MT: color lithograph on paper, glazed in gilt wooden frame (65x47 / F:90x71x2)
TX: printed at upper center of picture in Greek <14 SEPTEMBER 1922>, below inside border <Battleship "Lemnos", 14-9-1922. / Mr Eleftherios Venizelos Paris / The Revolution expresses to you its absolute confidence in the proceedings / of the National movement abroad and calls for our aid. / The Revolutionary Committee: Colonels: Gonatas, Plastiras, e.t.c.>, below center of margin <THE GIANT>, at right <PUBLISHER GEORGIOS DRAKOU PAPADIMITRIOU / PRAXITELOUS 46, ATHENS>
CM: Georgios Drakou Papadimitriou fought in the Asia Minor campaign (1919-1922) and upon his return produced posters presenting the portraits first of Nicholas Plastiras and then of Eleftherios Venizelos. It should be noted that Drakou Papadimitriou was the worthy successor of the first publisher to release posters in Greece. It was these posters, which he sold on the street, that enabled him by the time he was twenty-five years old to set up a business, initially at 46 Praxitelous Street and later at 16 Dorou Street.

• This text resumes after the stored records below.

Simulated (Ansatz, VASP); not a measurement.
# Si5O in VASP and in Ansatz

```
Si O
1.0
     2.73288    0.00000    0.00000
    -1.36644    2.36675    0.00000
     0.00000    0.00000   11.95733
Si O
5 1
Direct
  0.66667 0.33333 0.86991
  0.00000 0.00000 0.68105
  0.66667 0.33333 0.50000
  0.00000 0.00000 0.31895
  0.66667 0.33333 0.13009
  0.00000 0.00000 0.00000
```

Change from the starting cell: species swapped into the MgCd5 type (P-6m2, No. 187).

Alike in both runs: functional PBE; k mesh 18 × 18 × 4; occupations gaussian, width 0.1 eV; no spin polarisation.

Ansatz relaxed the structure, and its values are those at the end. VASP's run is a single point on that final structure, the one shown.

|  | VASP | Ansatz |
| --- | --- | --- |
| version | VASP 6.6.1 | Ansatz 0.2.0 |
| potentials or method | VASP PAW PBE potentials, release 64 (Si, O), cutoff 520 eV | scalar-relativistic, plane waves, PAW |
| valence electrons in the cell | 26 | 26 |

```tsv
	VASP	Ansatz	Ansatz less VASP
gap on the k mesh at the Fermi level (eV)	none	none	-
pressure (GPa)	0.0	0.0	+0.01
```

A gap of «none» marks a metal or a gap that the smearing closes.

Drakou Papadimitriou's 1922 poster entitled The Giant refers to Eleftherios Venizelos (1864-1936) and commemorates the historic moment of political change in modern Greece, in which he succeeded to power King Constantine I (1868-1923). After the final collapse of the Greek front in Asia Minor in August 1922 and the occupation of Smyrna by the Turks (9 September), a revolutionary movement emerged headed by liberal officer Nicholas Prastiras (11 September), which was made official on 14 September upon the resignation of the King. The liberal politician Venizelos was summoned from his exile in Paris to take over the government of Greece. This propaganda poster cites Venizelos as 'The Giant' with a view to prepare his return to an exhausted country. As if there had been no evidence of the recent dramatic defeat of Greece, the oval portrait in profile of Venizelos occupies the center of the picture, crowned by the double-headed eagle - of which one head looks west to Athens and the other east to Constantinople - in between two laurel-wreathed columns, with the personification of victory in the foreground keeping the flame of hope on her torch alight. The headline '14 September 1922', before the background of a rising sun, coincides with the date on which the defeated people of Greece are called to hopes anew the gigantic growth of Hellenism.